Options for Preview and View.

Identify file on display - Always, Never, On preview, On Open;
If file type is not recognized ('Other') and Scan header... option for current mode is OFF, XnView uses header scanning to determine file type on displaying preview or viewing file.
This option can be split into two 'Identify file on display' options put separately in preview and View settings, with values 'Yes' and 'No'.
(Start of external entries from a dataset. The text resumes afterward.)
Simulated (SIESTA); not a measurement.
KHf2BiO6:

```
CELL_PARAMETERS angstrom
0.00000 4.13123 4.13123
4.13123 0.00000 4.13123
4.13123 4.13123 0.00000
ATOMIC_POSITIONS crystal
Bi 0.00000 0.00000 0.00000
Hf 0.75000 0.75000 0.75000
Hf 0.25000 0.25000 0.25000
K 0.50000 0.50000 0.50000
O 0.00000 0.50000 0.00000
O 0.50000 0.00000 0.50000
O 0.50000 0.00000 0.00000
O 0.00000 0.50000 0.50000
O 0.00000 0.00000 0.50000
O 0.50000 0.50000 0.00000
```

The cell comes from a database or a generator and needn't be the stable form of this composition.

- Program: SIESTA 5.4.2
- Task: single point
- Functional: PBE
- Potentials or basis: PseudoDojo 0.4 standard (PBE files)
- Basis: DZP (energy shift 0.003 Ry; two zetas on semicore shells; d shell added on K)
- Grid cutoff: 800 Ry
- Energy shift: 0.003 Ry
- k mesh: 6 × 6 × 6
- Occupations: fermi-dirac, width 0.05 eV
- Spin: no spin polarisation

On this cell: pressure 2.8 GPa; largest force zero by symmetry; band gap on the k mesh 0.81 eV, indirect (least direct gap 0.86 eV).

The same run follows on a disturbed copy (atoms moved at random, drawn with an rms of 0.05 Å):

Current 'Recognize only by extension' and 'Scan file headers for folders' are removed.

Potential problems
The following situations may require special handling:
- files whose format doesn't use header and no proper extension is present - file is always handled like 'Other', generally proper extension is required.
- extension collisions (the same extension is used by many filetypes) AND header scanning is OFF - file is displayed in every file list view that matches any of the filetypes indicated by extension (fe. if extension .abc is used for both image and audio files, it is displayed both in 'image' only and 'audio' only modes. As for custom view ('Items displayed'), usual 'most restrictive' rule is used. If at the same time Identify file on display is OFF, file is handled like 'Other' on display (questionable; maybe force identification on preview/open for such files?).
- extension unknown/not present - if headers are not scanned, these are simply 'Other' files. If at the same time Identify file on display is OFF, file is handled like 'Other' on display.
- mixed extension (used extension for other file type than actual) AND header scanning is OFF- in file list file is displayed according to extension. If at the same time Identify file on display is OFF, Open action for filetype indicated by extension is used; if XnView opens such file, it should report "Bad file type".

Other issues
- Displaying View when no Browser is present- only Identify file on display applies.
- Handling size limits set in 'Items displayed'- size limits does not affect Open action.
- If view mode is changed from not scanning mode to scanning mode, file list is rescanned with current settings. If change is vice-versa, identification information is retained until directory change.
- If cache contains information on file types, it is used regardless of settings. Ctrl+R is required to refresh cache on un-detectable changes (ie. changes that retain filename and don't change Modified date).
- Current possiblity of opening HexaView for Other files opened in XnView also fits nicely the whole concept.

X.
Last edited by Xyzzy on Fri Jan 20, 2006 8:59 am, edited 1 time in total.
User avatar
Olivier_G
XnThusiast
Posts: 1423
Joined: Thu Dec 23, 2004 7:17 pm
Location: Paris, France

Post by Olivier_G »

Xyzzy: I have to admit that I had some hard time following you...
...but after thinking more and more about it, I came with another solution on the same subject.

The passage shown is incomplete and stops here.